Under review. The author submits the proposal. Reviewers — typically the owners of the types the proposal touches — examine the diff, leave comments, and request changes. This is where cross-team negotiation happens: the products team proposing a new field on a shared User entity must get the accounts team, which owns User, to agree. Review can loop back to draft any number of times.
Approved. Once the required reviewers approve, the proposal is marked approved. Approval is a recorded, attributable decision — it is the authorization to implement, not the implementation itself. The schema is still not live.
Implemented. The approved SDL is published with rover subgraph publish, which recomposes the supergraph and launches it (see Publishing Subgraph Schemas with the Rover CLI). The registry can track that the publish matches an approved proposal, closing the loop between intent and reality.
┌────────┐ submit ┌──────────────┐ approve ┌──────────┐ publish ┌──────────────┐
│ Draft │ ────────▶ │ Under review │ ────────▶ │ Approved │ ────────▶ │ Implemented │
└────────┘ └──────────────┘ └──────────┘ └──────────────┘
▲ request changes │
└────────────────────┘
The value of the explicit Approved state is that it separates deciding from doing. A change can be agreed today and implemented during a release window next week, and the approval still stands as the record of why the schema looks the way it does.
Governance for shared types
Shared types are where proposals earn their keep. In a federated graph, an entity like User may be defined in one subgraph and extended by several others. Without a review gate, any team can add or change fields on the shared type and discover the conflict only at composition — or worse, ship a semantically wrong field that other teams now have to live with.

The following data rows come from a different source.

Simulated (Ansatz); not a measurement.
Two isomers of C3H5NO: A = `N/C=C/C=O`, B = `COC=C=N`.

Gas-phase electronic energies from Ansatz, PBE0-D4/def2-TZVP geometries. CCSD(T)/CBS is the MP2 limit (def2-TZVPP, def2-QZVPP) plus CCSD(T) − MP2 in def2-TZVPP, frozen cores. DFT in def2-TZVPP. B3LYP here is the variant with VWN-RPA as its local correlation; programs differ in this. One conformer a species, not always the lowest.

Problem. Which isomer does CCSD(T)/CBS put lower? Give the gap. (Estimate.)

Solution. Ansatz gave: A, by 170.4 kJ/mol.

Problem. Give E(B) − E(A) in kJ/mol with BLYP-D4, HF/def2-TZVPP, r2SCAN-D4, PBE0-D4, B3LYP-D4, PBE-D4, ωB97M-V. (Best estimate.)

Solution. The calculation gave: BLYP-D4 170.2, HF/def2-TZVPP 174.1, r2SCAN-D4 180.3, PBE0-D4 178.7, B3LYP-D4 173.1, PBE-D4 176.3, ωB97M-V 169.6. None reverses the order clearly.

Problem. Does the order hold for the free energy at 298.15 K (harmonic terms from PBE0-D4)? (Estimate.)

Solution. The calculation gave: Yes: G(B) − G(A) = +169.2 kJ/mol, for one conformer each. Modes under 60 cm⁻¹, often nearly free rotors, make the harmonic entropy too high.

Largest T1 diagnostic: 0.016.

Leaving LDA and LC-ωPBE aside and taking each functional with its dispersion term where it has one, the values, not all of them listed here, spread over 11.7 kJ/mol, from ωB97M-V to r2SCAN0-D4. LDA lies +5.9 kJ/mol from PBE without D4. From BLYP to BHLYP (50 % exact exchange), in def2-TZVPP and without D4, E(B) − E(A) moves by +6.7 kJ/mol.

A proposal makes the owning team the gatekeeper. Designate one subgraph as the canonical owner of each shared entity (the team that holds the @key and the core fields), and require that any proposal touching that type be approved by that owner. This turns “whoever publishes last wins” into “the owner decides”, which is the only sustainable model once more than two teams share a type. Encode the ownership map explicitly so reviewers are unambiguous, the same map that drives your Type Ownership and Shared Schema Contracts and the use of the @shareable directive for overlapping types.
Reviewer assignment
Reviewers should be assigned by what the proposal touches, not by who happened to open it. The reliable pattern is type-ownership-driven assignment: derive the set of changed types from the proposal diff, map each type to its owning team, and require an approval from each affected owner.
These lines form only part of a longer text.